The first to seek Tiresias' guidance was a water nymph enquiring about her son's future. Tiresias told her that her son, Narcissus, would live a long and happy life as long as he did not know himself. When Narcissus was 16, he was out in the woods and a nymph, Echo, saw him. She fell in love with him, but she could not call out to him because Juno had reduced her powers of speech to only repetition because the nymph used to stall her with conversation while Jove and the other nymphs escaped from her. So when Narcissus called out to his friends, Echo answered him with the last words that he cried. The played the game back and forth, and he was intrigued, so she ran out of the cover of the woods and wrapped her arms around him, but he pushed her away.

He rejected her, and she was so crushed, that she returned to the woods and pined away until all that was left of her was her voice.

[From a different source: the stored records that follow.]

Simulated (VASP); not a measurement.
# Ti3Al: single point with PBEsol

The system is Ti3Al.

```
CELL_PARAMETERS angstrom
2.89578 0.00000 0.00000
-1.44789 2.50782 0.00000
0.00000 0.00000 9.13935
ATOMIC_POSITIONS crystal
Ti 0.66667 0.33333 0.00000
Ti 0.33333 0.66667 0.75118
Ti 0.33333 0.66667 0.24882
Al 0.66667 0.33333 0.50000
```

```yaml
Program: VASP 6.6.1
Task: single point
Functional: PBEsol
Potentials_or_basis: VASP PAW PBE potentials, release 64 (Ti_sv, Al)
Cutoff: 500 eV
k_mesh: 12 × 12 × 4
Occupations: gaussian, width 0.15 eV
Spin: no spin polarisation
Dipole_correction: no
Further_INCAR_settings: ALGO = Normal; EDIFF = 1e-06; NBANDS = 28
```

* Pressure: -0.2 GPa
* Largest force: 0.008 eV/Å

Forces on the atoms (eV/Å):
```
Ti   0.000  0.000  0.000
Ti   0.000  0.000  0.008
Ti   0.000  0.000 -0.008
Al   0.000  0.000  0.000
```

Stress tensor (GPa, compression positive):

Narcissus was scornful of all that loved him, and one day a rejected lover wished that the boy would know the sting of unattainable love. Not long after that, Narcissus saw his own reflection in a pool of water and fell helplessly in love with it. But each time he reached out to hold it or kiss it, it slipped away from him. He pined away for this evasive love until he realized that it was his reflection. Distraught at the impossibility of ever reaching the object that he loved so dearly, the boy died. When the nymphs came to bury his body, they found only the flower that now bears his name, the narcissus.